Most of us have been involved in group brainstorming sessions that produced creative ideas. Even a few days later, there may be different recollections of who suggested what first, and we realize that the formation of ideas was shaped more by the iterative interplay within the group than by an individual tossing in a wholly original concept. The sparks come from ideas rubbing against each other rather than as bolts out of the blue. This was true at Bell Labs, Los Alamos, Bletchley Park, and Penn. One of von Neumann’s great strengths was his talent—questioning, listening, gently floating tentative proposals, articulating, and collating—for being an impresario of such a collaborative creative process.

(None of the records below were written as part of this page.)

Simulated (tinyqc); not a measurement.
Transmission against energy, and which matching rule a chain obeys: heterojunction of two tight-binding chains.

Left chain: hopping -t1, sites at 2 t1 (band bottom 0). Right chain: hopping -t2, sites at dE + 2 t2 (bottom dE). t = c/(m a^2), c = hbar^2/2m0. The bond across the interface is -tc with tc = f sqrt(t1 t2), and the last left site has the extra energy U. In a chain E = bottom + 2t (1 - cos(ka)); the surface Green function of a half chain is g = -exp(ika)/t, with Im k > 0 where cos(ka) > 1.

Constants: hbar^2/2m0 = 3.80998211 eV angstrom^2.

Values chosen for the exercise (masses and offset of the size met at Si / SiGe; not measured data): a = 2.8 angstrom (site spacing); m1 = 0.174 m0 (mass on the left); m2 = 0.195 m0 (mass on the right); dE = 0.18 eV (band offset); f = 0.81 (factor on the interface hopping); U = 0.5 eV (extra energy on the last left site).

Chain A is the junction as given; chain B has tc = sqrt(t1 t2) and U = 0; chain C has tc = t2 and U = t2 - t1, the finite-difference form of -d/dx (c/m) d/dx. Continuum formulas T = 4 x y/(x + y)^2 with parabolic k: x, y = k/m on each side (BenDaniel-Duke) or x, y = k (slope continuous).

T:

Von Neumann’s propensity to collect and collate ideas, and his lack of concern for pinning down precisely where they came from, was useful in sowing and fertilizing the concepts that became part of EDVAC. But it did sometimes rankle those more concerned about getting credit—or even intellectual property rights—where due. He once proclaimed that it was not possible to attribute the origination of ideas discussed in a group. Upon hearing that, Eckert is said to have responded, “Really?”58

The benefits and drawbacks of von Neumann’s approach became apparent in June 1945. After ten months of buzzing around the work being done at Penn, he offered to summarize their discussions on paper. And that is what he proceeded to do on a long train ride to Los Alamos.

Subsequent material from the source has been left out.